On Fri, Aug 09, 2013 at 01:01:48PM -0700, Junio C Hamano wrote:
> After doing a bit of archaeology, I now know why "whatchanged" with
> an unwieldy long name persisted in the user's mindset for so long.
>
> My conclusions are:
>
> - It is better to encourage new users to use `log` very early in
> the document;
>
> - It is not sensible to remove the command at this point yet.
> After having used to `log` that does not take diff options for
> close to a year, it is understandable why there are many people
> who are used to type `whatchanged`.
>
> It could be argued that deprecation and retraining of fingers are
> doing favors to the long-time users. But the presense of the
> command is not hurting anybody, other than the new people who may
> stumble upon both and wonder what their differences are. By clearly
> indicating that these two are essentially the same, we would help
> the new people without harming anybody.
>
> -- >8 --
> Subject: [PATCH] whatchanged: document its historical nature
>
> Encourage new users to use 'log' instead. These days, these
> commands are unified and just have different defaults.
>
> 'git log' only allowed you to view the log messages and no diffs
> when it was added in early June 2005. It was only in early April
> 2006 that the command learned to take diff options. Because of
> this, power users tended to use 'whatchanged' that already existed
> since mid May 2005 and supported diff options.
>
> Signed-off-by: Junio C Hamano <[email protected]>
> ---
>
> Documentation/git-whatchanged.txt | 41
> ++++++++-------------------------------
> 1 file changed, 8 insertions(+), 33 deletions(-)
>
> diff --git a/Documentation/git-whatchanged.txt
> b/Documentation/git-whatchanged.txt
> index c600b61..6faa200 100644
> --- a/Documentation/git-whatchanged.txt
> +++ b/Documentation/git-whatchanged.txt
> @@ -13,43 +13,18 @@ SYNOPSIS
>
> DESCRIPTION
> -----------
> -Shows commit logs and diff output each commit introduces. The
> -command internally invokes 'git rev-list' piped to
> -'git diff-tree', and takes command line options for both of
> -these commands.
>
> -This manual page describes only the most frequently used options.

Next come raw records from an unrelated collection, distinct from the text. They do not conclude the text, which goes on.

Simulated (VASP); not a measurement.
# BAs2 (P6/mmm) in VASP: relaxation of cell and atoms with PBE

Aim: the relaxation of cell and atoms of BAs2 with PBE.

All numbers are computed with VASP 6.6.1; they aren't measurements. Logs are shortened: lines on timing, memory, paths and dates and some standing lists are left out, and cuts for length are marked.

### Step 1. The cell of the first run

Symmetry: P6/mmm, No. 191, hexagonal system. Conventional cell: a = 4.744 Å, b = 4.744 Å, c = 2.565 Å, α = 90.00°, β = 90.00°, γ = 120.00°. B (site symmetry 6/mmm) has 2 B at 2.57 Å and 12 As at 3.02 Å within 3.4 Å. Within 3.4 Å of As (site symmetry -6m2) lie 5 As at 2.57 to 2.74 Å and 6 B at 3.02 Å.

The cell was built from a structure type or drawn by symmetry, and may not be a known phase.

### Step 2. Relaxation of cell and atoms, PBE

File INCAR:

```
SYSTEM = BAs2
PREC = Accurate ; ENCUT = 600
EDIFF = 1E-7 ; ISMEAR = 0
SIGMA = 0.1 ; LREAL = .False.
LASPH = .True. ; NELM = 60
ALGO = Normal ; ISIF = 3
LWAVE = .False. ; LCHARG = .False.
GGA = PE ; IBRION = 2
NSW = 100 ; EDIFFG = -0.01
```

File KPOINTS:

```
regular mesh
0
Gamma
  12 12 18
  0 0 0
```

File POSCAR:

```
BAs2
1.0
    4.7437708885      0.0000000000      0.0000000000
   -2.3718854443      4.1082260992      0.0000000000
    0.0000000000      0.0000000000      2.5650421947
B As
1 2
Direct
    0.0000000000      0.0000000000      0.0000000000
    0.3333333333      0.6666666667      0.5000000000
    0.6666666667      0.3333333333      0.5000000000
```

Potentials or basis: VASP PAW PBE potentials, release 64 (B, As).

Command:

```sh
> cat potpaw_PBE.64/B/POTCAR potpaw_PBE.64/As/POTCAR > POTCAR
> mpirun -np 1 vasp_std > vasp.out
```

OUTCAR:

> +Shows commit logs and diff output each commit introduces.
>
> +New users are encouraged to use linkgit:git-log[1] instead. The
> +`whatchanged` command is essentially the same as linkgit:git-log[1]
> +run with different defaults that shows a --raw diff outputat the
s/outputat/output at/
Although I wonder if it would be better to say
New users are encouraged to use linkgit:git-log[1] instead. The
`whatchanged` command is essentially the same as linkgit:git-log[1]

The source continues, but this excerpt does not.